Posted on 08/20/2006 8:22:16 AM PDT by SmithL
CHATTANOOGA, Tenn. (AP) - Chattanooga city officials say they plan to use a herd of goats as a more environmentally friendly way of curbing the invasive weed kudzu.
Maurice Beavers, who owns a goat farm in Lakesite, will provide the city with 30 to 50 goats for about $1,800 a month to eat the kudzu starting in September, said Public Works Deputy Administrator Lee Norris.
"Goats like kudzu. The only way you can kill kudzu is eat it back to where the root comes from," said Norris, adding that the goats are an environmentally friendly way to deal with the weed with little cleanup.
Kudzu _ a vine native to Japan and China introduced to the U.S. in the late 1800s as a forage crop and ornamental plant _ can grow up to a foot a day. Cities, especially in the Southeast where the weed thrives, have spent millions of dollars trying to curb it.
The goats will eat kudzu on 3.4 acres of steep slope around the Missionary Ridge tunnels because previous attempts to keep the weed away from tunnel entrances with chemicals have been unsuccessful, Norris said.
The goats will eat kudzu every day for about two months, and if successful, they will be brought back next year from April to October.
Bob Graham, vice president of the Missionary Ridge Neighborhood Association, called the idea an "odd solution."
He said having the goats around should not be much of a problem as long as they don't distract drivers going through the tunnel.
Mmmmmmm, I just love my kudzu in the morning before the White House briefings.
I would rather have the kudzu.
LOL! (Swallowed coffee just seconds prior to reading that!) Catastrophe averted!!
Whew! Glad to hear that. It's just dreadful to waste good coffee.
Wouldn't it be cheaper to buy the goats? Oh, that's right; it's a city government - hate to do anything the cheaper way!
Wheeeeeeeeeeeeeeeew...
Let's try this HTML thing again...
Kudzu-eating goats!
...Goat Proof? Only his deoderant knows for sure!

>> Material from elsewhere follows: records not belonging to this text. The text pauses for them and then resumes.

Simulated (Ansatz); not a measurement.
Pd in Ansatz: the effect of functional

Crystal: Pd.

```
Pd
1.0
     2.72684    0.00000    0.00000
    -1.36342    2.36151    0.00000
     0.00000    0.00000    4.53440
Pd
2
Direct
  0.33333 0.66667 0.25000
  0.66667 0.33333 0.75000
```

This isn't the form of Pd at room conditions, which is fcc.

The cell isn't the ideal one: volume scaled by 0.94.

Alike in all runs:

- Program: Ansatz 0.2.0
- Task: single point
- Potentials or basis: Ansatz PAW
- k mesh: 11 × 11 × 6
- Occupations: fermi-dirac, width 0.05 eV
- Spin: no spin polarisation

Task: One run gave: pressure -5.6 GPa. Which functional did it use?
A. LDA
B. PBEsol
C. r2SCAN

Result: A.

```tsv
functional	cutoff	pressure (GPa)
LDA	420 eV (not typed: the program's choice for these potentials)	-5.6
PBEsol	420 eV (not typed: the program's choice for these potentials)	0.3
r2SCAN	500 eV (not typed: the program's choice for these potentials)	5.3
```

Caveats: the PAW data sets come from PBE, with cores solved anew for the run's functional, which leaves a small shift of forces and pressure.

I was just thinking that, myself.
The article is inaccurate in saying that eating kudzu back to the root will kill it. It can come back from an apparently dead root after 10 years, or even longer. You have to dig up the root (after eradicating every bit of vine and spreading creepers), and the root can weigh 400 pounds and be as big as a horse.
I made kudzu lasagne last fall. The eaters said it was too fibrous to substitute for spinach as-is. If I try it again this year, I'll steam the leaves first.
Can kudzu be made into a bio fuel? It seems as if it has great regenerative abilities.
The regenerative ability is the goat farmer who supplies 50 goats for only $1800 a month so that he doesnt have to feed them. Everyone should be in that business.
Kudzu, the scourge of the South.
At our old house, the City of Atlanta had a kudzu-covered abandoned right of way adjoining ours and 3 neighbors' house lots that they never bothered with. Naturally it spread and kept spreading. I dug up roots until I was tired . . . then we got goats.
The trick is that they keep it eaten back continuously -- the roots don't get any nourishment and they die. Took two seasons to get rid of it completely, but we got rid of it.
It must be true, I read it on the internet . . ..
Ah, I'll keep that in mind if we ever get kudzu or goats. Did you wait 10 years, though, to see if it's really dead :-)?
The problem is conservation of mass...... all that goes in the goat on one end comes out on the other end.
What are they going to do with all that goat ##### ?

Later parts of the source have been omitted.